Serving Data, Licenses, Citations, and Tracking Use

Thursday, March 29, 2012
a proposal on closing the loop

We have four five objectives

  1. Allow contributors to declare their preferred licenses;

    If the contributors agree to a single license type, then everything is a lot easier. Assuming contributors want control over their data, and want to customize licenses, we need to allow contributors to declare their preferred license types.

    Each contributor can have a license, but the same license will be applied to all records entereby by that contributor. That is, a contributor cannot have more than one preferred license type.

    Theoretically a contributor could choose any license, but preferably the license should be chosen from a predetermined set of well-known licenses. We use the Creative Commons licenses, skewing toward CC0 and CC-BY as the most preferred licenses.

  2. Return license info for every row in the result set;

    A query can return rows entered by many contributors. As such, the license information should be returned for every row. To reduce bulk in the returned result set, we return only a URI with the license_id.

  3. Track query count for the root resource in every result set;

    For every result set, we track how many times each row has been queried. This opens up possibilities of all kinds of analytics, not just from the perpesctive of who entered the record, but also criteria such as spatial distribution of more popular queries. A point to note: we track only queryable resources, not dependent resources. For example, given a resource called "collection" that has a "collectiontype," only collections are tracked, not collectiontypes. Another way to look at it -- if you want to track it, it should be worth tracking, and should have an "entered_by" assigned to it.

  4. Provide a mechanism to cite a result set with a permanent URI.

    Since every query is unique, we can return a URI, if requested, that may be used to cite the queried record set. The permanent URI can easily be resolved back to the original result set. If the URI returns results from a single contributor, that contributor can be cited. If the URI returns results from more than one contributor, the entire data collection team can be cited.

    Other initiatives have chosen different mechanisms for identification. For example, DataCite uses digital object identifiers or DOIs. However, this seems to prefer centralization as I can't just create a DOI. I have to first find a DataCite member who will then facilitate my getting the ability to generate my own DOIs. This also seems to violate timbl's second rule of linked data:

    The second rule, to use HTTP URIs, is also widely understood. The only deviation has been, since the web started, a constant tendency for people to invent new URI schemes (and sub-schemes within the urn: scheme) such as LSIDs and handles and XRIs and DOIs and so on, for various reasons. Typically, these involve not wanting to commit to the established Domain Name System (DNS) for delegation of authority but to construct something under separate control. Sometimes it has to do with not understanding that HTTP URIs are names (not addresses) and that HTTP name lookup is a complex, powerful and evolving set of standards.

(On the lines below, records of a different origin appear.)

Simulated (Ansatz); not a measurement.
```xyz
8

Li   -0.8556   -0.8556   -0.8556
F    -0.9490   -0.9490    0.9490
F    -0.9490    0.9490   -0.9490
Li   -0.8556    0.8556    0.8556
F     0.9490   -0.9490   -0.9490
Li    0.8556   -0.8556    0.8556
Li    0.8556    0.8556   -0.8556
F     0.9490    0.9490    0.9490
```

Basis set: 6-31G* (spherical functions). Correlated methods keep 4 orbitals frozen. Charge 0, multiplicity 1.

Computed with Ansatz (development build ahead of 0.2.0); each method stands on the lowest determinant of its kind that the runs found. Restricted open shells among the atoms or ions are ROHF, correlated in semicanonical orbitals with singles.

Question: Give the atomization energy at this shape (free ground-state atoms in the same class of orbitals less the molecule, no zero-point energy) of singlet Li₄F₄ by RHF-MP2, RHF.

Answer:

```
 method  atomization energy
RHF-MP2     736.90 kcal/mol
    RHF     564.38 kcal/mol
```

    One argument against URIs may be that they are not persistent. However, that is not a knock against URIs. That is entirely an institutional problem as there is nothing inherent in a URI that makes it volatile. In fact, HTTP specs provide for redirection codes as the correct and viable way to direct the user to the right destination.

    One knock against DOI is that it introduces another layer of indirection and complexity where none were needed. The more important reason for URI as opposed to a DOI is that I want a unique identifier for any arbitrary query. An experiment might depend on a certain query, and that query, in fact, any query, is identifiable by its URI. In a persistently and ubiquitously networked environment, it is unimaginable that any scientist will be able to get a DOI for any arbitrary query instantly.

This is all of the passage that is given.